This is the mail archive of the
cygwin-apps
mailing list for the Cygwin project.
Re: ITP: rxvt-unicode-X
- From: Thomas Wolff <mined at towo dot net>
- To: "Charles Wilson" <cygwin at cwilson dot fastmail dot fm>, cygwin-apps at cygwin dot com
- Date: Thu, 18 May 2006 20:43:45 +0200
- Subject: Re: ITP: rxvt-unicode-X
I have now succeeded in finishing my Unicode support hook for rxvt on
cygwin (almost, as far as Unicode operation is concerned).
There were some more obstacles to take which I will describe below in
case anyone is interested :)
A few problems remain:
* If I start rxvt in NON-Unicode mode, 8 bit input doesn't work. This
also happens with the unpatched rxvt-unicode 6.0 (compiled from the
source archive), but it works in Charles' package, so I would hope
that the patch is applicable to the package without injecting this
error.
* The wchar_t type on cygwin is only "unsigned short", raising a minor
problem with handling Unicode characters beyond 16 bit; my patch is
now mapping the output to the Unicode replacement character U+FFFD.

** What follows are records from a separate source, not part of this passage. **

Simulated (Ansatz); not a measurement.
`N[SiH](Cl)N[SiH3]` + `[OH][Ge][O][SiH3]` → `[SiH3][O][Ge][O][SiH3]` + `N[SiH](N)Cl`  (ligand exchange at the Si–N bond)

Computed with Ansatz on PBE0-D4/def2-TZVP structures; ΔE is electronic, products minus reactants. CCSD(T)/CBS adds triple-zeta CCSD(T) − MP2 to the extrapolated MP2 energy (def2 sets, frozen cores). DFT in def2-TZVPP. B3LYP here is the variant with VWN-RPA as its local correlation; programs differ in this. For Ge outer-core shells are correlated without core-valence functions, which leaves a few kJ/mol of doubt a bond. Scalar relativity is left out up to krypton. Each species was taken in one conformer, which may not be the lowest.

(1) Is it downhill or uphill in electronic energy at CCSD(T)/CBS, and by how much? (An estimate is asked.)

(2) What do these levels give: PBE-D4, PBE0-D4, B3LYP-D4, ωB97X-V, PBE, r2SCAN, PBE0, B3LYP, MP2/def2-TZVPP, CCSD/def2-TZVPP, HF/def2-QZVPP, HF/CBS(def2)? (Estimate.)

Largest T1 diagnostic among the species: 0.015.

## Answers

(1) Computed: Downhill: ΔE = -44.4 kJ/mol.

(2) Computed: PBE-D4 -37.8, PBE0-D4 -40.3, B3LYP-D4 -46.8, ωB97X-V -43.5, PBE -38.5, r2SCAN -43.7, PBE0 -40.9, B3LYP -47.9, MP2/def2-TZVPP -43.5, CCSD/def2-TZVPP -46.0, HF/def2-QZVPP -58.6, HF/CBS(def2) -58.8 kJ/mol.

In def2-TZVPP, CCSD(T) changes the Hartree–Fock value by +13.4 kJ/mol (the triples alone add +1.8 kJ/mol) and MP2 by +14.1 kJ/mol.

Substituting a sufficiently wide type might work but would require
more subtle modifications to the code.
* Charles pointed out that an application can use setlocale multiple
times, switching encoding dynamically, and that rxvt actually does
that (although I didn't understand for which purpose). Anyway,
a proper substitution of setlocale that mimics this behaviour is
still missing in my patch library.
* Suspected remaining handling bug in 'draw_string' as described below.
To apply the patch, please unzip the uwc.zip archive in the rxvt
src subdirectory. Then invoke the uwc script which applies the patch
generically, by substituting the respective function names in the
source files. The final "return NOCHAR" fix described below still has
to be applied manually, sorry.
The patch can be downloaded from <http://towo.net/mined/cygwin/uwc.zip>
Thomas
------------------------------------------------------------------------
Now about the problems I had:
* First, I had to remove one more bug in my wide character replacement
functions in order to avoid an occasional crash. Alright.
* Then, Unicode input still would not work. I found that indeed I had
overlooked one function to be replaced which is XwcLookupString.
The code in rxvt (command.C) has an alternative invocation of
Xutf8LookupString which is commented "// currently disabled, doesn't
seem to work, nor is useful".
It turns out that it is indeed very useful in making input work; the
reason the disabled rxvt code could not work is that the return
values are not handled properly.
* Finally, there was some occasional weird display garbage remaining
which I am describing below in some detail because there is some
really buggy rxvt code involved.
When displaying a long string to the screen it may happen that
rxvt splits a single UTF-8 character into subsequent fills of some
internal buffer. (I could not observe this on Linux, however, where
the buffer seems to be chosen always long enough to fit in the complete
output, whereas on cygwin it seems to have a maximum length of 257 bytes.)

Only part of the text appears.